Calm, quiet, and as close to no spook as possible. Looking is okay. No spin bolters. Must be confident by themselves unless you are driving pairs.


----------



## secuono (Jul 6, 2011)

You don't need to buy the whole nine yards to test out if they could pull a cart or to do most of the training.
A neckrope on a quick release knot, other end in hand, drag poles attached to rope. If he freaks, pull the rope and everything comes away without worry. 
You can simulate the breeching & the crupper easily & cheaply with what you already have.
Also, ground drive, a lot! 
If he can't figure that out and always stay facing forward/spook in place, you're gonna have a bad time in a cart...


----------



## Kaifyre (Jun 16, 2016)

Okay I think I'm gonna go ahead with training Dreams to drive. We'll see how it goes lol … once I get him going I'll put it in my journal. Since all my driving gear went with Thunder to Florida, I'm going to have to get creative for Dreams' driving training.

I horde rope like some sort of nylon-polypropylene-cotton miser, so I made some thin driving lines out of 1/4" braided poly. I figured I'd use that because it was light, and I'll be wearing gloves anyway so I didn't need to use anything nice like cotton that wouldn't burn my hands if he decides to lose his brain at some point. Back spliced a scissor snap on the bit ends (I absolutely LOATHE bit snaps as a general rule, but for this sort of thing they really do come in handy) and I don't have pictures but I thought they turned out nice. Each rein is 24 feet so I may end up cutting them shorter, not sure yet. 

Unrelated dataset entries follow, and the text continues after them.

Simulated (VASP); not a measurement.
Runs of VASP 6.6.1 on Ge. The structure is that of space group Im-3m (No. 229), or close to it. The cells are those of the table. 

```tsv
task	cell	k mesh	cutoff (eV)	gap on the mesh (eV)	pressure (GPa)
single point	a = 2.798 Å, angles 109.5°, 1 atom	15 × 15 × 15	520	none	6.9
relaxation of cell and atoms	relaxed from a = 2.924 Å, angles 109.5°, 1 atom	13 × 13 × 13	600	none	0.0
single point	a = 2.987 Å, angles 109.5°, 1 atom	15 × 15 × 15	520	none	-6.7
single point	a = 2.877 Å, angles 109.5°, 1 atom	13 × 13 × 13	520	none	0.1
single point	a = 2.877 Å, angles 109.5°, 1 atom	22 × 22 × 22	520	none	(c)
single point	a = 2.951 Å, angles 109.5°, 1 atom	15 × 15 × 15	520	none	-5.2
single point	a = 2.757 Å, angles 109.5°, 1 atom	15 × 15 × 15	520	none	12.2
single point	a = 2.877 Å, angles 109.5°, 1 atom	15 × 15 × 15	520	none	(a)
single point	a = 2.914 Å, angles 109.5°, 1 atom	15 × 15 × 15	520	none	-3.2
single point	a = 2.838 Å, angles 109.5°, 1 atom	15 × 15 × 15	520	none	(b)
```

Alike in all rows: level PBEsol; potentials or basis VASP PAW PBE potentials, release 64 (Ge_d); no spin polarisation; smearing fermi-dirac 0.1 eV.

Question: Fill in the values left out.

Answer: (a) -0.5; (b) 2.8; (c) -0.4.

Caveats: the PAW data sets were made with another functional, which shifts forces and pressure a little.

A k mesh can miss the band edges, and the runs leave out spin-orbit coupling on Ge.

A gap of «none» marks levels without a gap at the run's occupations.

I was watching a Barry Hook video and he had a horse that tends to poke his nose out like Dreams does, and he had some simple elastic side reins made up that helped gently teach the horse where to carry his head. I'm not too concerned about head and nose placement at the moment but I had some extra scissor snaps, so I picked up 10 feet of elastic rope at Lowe's and made a pair of side reins. The rope is only about 1/8" in diameter so it's pretty easy to stretch, but I figure if Dreams needs more than that I have enough length to double it and double the force needed to stretch it. I sincerely doubt I'll need more stretch power than single ply though, Dreams has quite a soft mouth. Those side reins won't get used till later, but I figured since I'm furloughed I might as well make them now so I have a pair. 

Now I'm trying to decide what to do for the rest. I don't have a surcingle but I figured I could use a saddle for rein rings/attaching poles to drag/hanging noisemakers like milk jugs full of rocks like I did for Thunder, so I'm all good there. I have a breastcollar I can use for actual pulling, if I need that, so good there. I figured I could make breeching and a crupper out of rope? I don't have any cotton, but I do have some very soft 3 strand poly that's 1/2" or 5/8" wide or so. Soft breeching is less important but do you think that would suffice for a crupper? Obviously it'll burn if it gets pulled but it shouldn't be going anywhere so I think that should be soft enough to use under his tail? Dreams has never felt anything down there while he's moving lol so desensitizing to that should be fun. 

I'm not going to jury-rig a blind bridle. I figure I'll get him going in an open bridle, and if he can progress through everything I did with Thunder without blinkers, he ought to make a pretty darn good driving horse and I can go out and spend the money on an actual harness at that point. He ought to move through the training fairly quickly … teaching him verbal commands should take some time since at this point the only word he understands is 'whoa' but he's reasonably intelligent so I'm not worried there. I'll have to make a point to take him riding downtown so I can desensitize him to vehicles, since he still gets his panties in a bunch when cars are coming at him. But again, it's not his fault, I just haven't made it a priority, so again shouldn't take long. But he's already dragged a log, he's already been through the White Trash Desensitizing Extravaganza, so all the basic stuff should progress fairly quick-like. 

Obviously I can make traces/tugs/holdbacks etc. out of rope so no issues with the rest. I'll have to order a singletree once I start work again … I always meant to do it when I was driving Thunder but his breeder just let me borrow hers. I won't need that right away but it'll come in handy once I start getting to the good stuff like dragging a tire. I still have my pile of desensitizing garbage … tarps, feed bags, bottles filled with rocks, pool noodles, party poppers, fireworks, bags filled with empty soda cans, metal plates to drag on asphalt … oh yeah. We gonna have a lot of fun now. : )

-- Kai


----------



## CaliforniaDreaming (May 8, 2011)

I'm not fond of bit snaps either. I took them off my one set of reins that came with them and just put the conway buckles back on by themselves. 

As far as a crupper goes, you could buy an inexpensive one for and English saddle and use baling twine to run it up to the surcingle. Seems easier than trying to jury-rig something.


----------



## Kaifyre (Jun 16, 2016)

Nah, that's alright … since my last post I've already spliced an adjustable crupper and rigged the breeching plus holdbacks. lol I'm a whiz with knots and ropes, I've always got something I'm working on when I'm watching movies or House reruns. Plus I already had the rope and snaps and things … I'd have had to go buy a crupper, and I'm reluctant to actually buy anything until I'm sure Dreams is going to take to driving. Once I'm sure he'll be halfway decent at it I won't mind spending the money to get the equipment I need, but right now … *shrug* I spent 4 bucks on that elastic rope and that's about all I want to spend on gear I'm not sure I need yet lol

-- Kai


----------